The world's longest railway tunnel
Louis Favre never got to witness the moment when workmen from the Swiss and Italian sides broke through the final barrier of rock: he had died of a heart attack while inspecting the tunnel the previous year. But the workmen found a way for him to be the first to cross the tunnel nonetheless. When the bores drilled through the final layer of rock on 28 February 1880, the workmen passed a tin containing a photograph of Louis Favre through the breach. It was their way of celebrating this historic breakthrough and paying tribute to the engineer who had led their work. The tunnel's horizontal alignment was out by only 33 centimetres and the vertical one by 5 centimetres. In engineering and surveying terms, it was nothing short of a miracle for the time. They had built the world's longest railway tunnel (15 kilometres). The Gotthard Tunnel's grand opening in 1882 made headlines around the world as a great feat of engineering by the small Alpine nation. During the more than 130 years between the opening of the original Gotthard Tunnel and the completion of the 57-kilometre Gotthard Base Tunnel in 2016, the Gotthard Tunnel played an extremely important role in European passenger and freight transport. The history of Swiss railways would be inconceivable without the Gotthard Tunnel.

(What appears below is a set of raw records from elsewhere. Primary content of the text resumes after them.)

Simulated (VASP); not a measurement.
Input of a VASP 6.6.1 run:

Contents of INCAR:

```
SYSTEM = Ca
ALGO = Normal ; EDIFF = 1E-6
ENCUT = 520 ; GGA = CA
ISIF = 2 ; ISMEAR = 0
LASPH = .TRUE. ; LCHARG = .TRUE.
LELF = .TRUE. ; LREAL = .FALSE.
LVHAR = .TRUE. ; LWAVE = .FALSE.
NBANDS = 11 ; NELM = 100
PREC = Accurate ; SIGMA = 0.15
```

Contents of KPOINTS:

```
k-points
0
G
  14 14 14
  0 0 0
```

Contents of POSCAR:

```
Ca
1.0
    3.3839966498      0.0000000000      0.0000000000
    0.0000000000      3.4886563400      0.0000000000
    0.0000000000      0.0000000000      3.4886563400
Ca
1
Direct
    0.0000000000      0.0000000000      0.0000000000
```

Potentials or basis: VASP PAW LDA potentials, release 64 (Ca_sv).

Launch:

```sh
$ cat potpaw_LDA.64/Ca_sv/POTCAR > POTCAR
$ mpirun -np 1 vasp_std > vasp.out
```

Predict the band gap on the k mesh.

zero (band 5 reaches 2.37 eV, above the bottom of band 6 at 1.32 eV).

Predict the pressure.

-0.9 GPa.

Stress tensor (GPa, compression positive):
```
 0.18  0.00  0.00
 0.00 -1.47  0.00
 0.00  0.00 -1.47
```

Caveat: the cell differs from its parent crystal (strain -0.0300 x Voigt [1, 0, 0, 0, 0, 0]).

The Jungfrau Railway: Europe's highest railway station
Swiss railway pioneers had a long-cherished ambition of building a railway line to the 4,158m summit of the Jungfrau. The challenge was enormous, as the route to the summit was made impassable by year-round ice and snow. In 1811, the brothers Jérôme and Rudolf Meyer were the first to ascend the Jungfrau, laying to rest the myth that it was unconquerable. Their feat paved the way for the construction of a series of cog railways at the end of the 19th century. We now know that the completion of the Jungfrau Railway would mark the peak of Switzerland's railway construction fever.
"Now I've got it!", exclaimed the industrialist Adolf Guyer-Zeller one Sunday in 1893 while hiking with his daughter. He had just seen a train travelling up to Kleine Scheidegg. That night he sketched his idea on a sheet of paper: building a railway from Kleine Scheidegg to the Jungfrau.
Building Europe's highest railway
Just under four months after that auspicious Sunday walk, Guyer-Zeller submitted a licence application to the Federal Council. The ground-breaking ceremony took place on 27 July 1896. It took 24 long months of arduous labour – not three, as originally planned – to complete the first section. The delay was in hindsight hardly surprising, considering that the only tools available were shovels, pickaxes and muscle power.
Another setback – and perhaps the most significant – was Adolf Guyer-Zeller's death in 1899. His passing put a question mark over the entire project. But his heirs were determined to continue his work. Securing funds to continue the work proved difficult, the rock face resisted every hammer strike, and the labourers worked under extremely hard conditions. Work progressed slowly. The management ultimately decided to rework the original plan to build a railway line all the way to the Jungfrau summit and redesignated the Jungfraujoch, at an altitude of 3454m, as the new terminus of the Jungfrau Railway.
In 1912, 16 years after work began, a festooned train carrying a group of passengers invited especially for the occasion made its maiden journey up to the Jungfraujoch – which remains Europe's highest railway station to this day. Today's climbers and day-trippers find signs and commemorative plaques bearing witness to the feat of engineering achieved at altitudes above 3,500m by the men who built the Jungfrau Railway over 100 years ago.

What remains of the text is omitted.